6 Tips for Mindful Eating

As we head into the New Year, healthy eating resolutions are at the top of mind, and it can be easy to go overboard on restricting ourselves from the foods we love.

This can lead the pendulum the other way, letting us fall back into mindless eating, grabbing one bite after another without paying attention to hunger or fullness. When we eat without paying attention to our physical hungers, we end up missing out on the whole point: To enjoy and taste our food.

It’s immensely more enjoyable to eat in a more mindful way; that is, staying connected and paying attention to what and how we eat as a key part of balanced living. Mindful eating is based on the concept of mindfulness, which is paying attention without judgment to your present moment experience. This awareness-building practice cultivates your ability to stay connected to your overall eating experience. Here are six mindful eating tips to put into practice.

1. Get in touch with hunger
Before you put anything in your mouth, ask yourself this simple question: How hungry am I? Your body will tell you the truth. So often, we eat food because it’s ‘time to eat,’ or the food is directly in front of us, without regard to actual physical hungers. Make it a habit to check in with your physical hungers; this is a key principle that will help decrease mindless eating. Also, a lot of us may eat to feed other hungers, such as stress, loneliness or to just fill a void of some kind. Get to know these other hungers that food cannot satisfy. When you eat to feed emotional hungers, you’re masking an important underlying message that needs your attention. Be gentle on yourself if you don’t know what these other hungers might be trying to tell you. Just start with a gentle inquiry around what might need deeper nourishing.

2. Eat food you love without judgment
Give yourself permission to eat your favorite foods. Avoidance always leads to more cravings, not less, and when that food is in front of you, you’re more likely to overindulge. The key with mindful eating is to pay attention more, to really savor the food, to notice all the tastes, textures, flavors, and aromas. Engaging all of your senses brings you more pleasure and satisfaction with eating. Paying full attention while eating also allows your body signals to surface so that you can hear the subtle whisper of ‘enough,’ the stop eating signal.

3. Slow down when you eat
Mindful eating encourages one to press the ‘pause’ button on our autopilot eating habits. When we deliberately slow down and pay attention, the eating experience is immensely more relaxed, enjoyable and satisfying. We’ve all heard that it takes about 20 minutes for the brain to recognize fullness. Mindlessly eating too fast causes us to lose connection to our bodies’ self-regulatory system, which is a set-up to overeat. Slowing down while eating allows these signals to surface so we can easily gauge the right portions our bodies need to feel comfortably full (not stuffed!). Slowing down takes commitment and focused intention. Try lighting a candle and playing relaxing background music. Remember to put your fork down in between bites, turn off your television, sit down, eat without distractions (phone and computer off!), and really savor each and every bite, slowly.

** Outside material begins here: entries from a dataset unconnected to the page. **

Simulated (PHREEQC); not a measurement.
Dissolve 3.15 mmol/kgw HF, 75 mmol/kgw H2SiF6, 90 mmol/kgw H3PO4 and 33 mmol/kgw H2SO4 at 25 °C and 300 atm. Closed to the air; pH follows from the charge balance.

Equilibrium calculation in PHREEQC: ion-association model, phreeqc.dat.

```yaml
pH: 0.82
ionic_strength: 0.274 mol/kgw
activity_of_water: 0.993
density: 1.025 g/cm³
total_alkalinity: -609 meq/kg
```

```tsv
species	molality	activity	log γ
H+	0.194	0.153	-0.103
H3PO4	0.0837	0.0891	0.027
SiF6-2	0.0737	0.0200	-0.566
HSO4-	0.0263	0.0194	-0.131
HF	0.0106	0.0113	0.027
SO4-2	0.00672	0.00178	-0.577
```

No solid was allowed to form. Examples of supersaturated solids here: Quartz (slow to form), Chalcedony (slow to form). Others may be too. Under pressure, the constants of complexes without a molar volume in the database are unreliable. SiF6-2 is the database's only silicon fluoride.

4. Learn to distinguish between physical and emotional hungers
Overeating and mindless eating can also be driven by underlying emotions. Oftentimes, we may not even know what we are feeling in the moment as we grab another cookie to mask and numb underlying feelings. Eating to take care of our emotional lives is an attempt at self-care, but unfortunately food does not effectively get to the root of the issue. We sometimes overeat when we don’t feel emotionally nourished by our food. Not all emotional eating is problematic; sometimes we crave something salty and crunchy in response to frustration or agitated feelings. As long as we are aware of this and we are physically hungry, we can use food in a mindful way to express and release various feelings. The key is self-awareness. Ask yourself: What am I feeling? And, what do I need? When we use food to numb certain feelings, we may end up overeating and filling up on unsatisfying foods. This is compounded if we choose foods we don’t like or that aren’t nutritious. We may end up eating more to make up for lack of quality from nutrient dense foods. Find time everyday to identify your emotional hungers and feed them appropriately. What are some things that bring you joy that do not involve food? Make time to connect to what these might be and feed them. Finding other ways to fill us up beyond food will ultimately liberate us from any struggle around mindless eating.

5. Cook
It may come as no surprise that eating home cooked meals is far healthier compared to takeout and restaurant foods. It’s also another opportunity to practice mindfulness. Cooking forces us (gently) to slow down and pay attention to the present moment. It takes time to peel an onion, to mince garlic and to chop fresh herbs. The process of cooking provides us the space to pause and reflect upon our day, to slow down enough to listen to the internal dialogue of our body. This space can give us information as to what specific foods our body is craving to meet our nutritional needs. Many Americans are losing basic cooking skills, as we are more reliant on convenience, processed, take-out, fast and frozen foods. As we lose connection to where our food comes from, and how to transform it into something edible, so too are we losing our connection with the innate wisdom of our bodies. Our bodies are inherently wise and know which nutrients to seek out when given the chance to do so. The body’s wisdom tells us exactly what and how much to eat when it is in balance. Cooking helps to restore this balance, and to heal this disconnect when it is done with intention, awareness and love. Plus, cooking is fun!

6. Eat 80/20
Give yourself permission to eat fun foods everyday. This general eating guideline suggests that the majority of our calories (80 percent) can come from high nutrient dense “healthy” foods. Think kale and quinoa. The other 20 percent of calories can come from fun foods, or extras. Think dark chocolate and your favorite stinky cheese. Eating mostly nutrient dense foods will satisfy our bodies much better than eating highly processed fast and convenience foods. Nutrient dense foods contain essential vitamins, minerals, antioxidants, fiber and flavor that nourish and leave you feeling satisfied. Highly processed foods, fast foods, and frozen foods often confuse our body’s ability to feel satisfied, and can even create an increased desire to eat more of certain foods, creating a cycle of overeating.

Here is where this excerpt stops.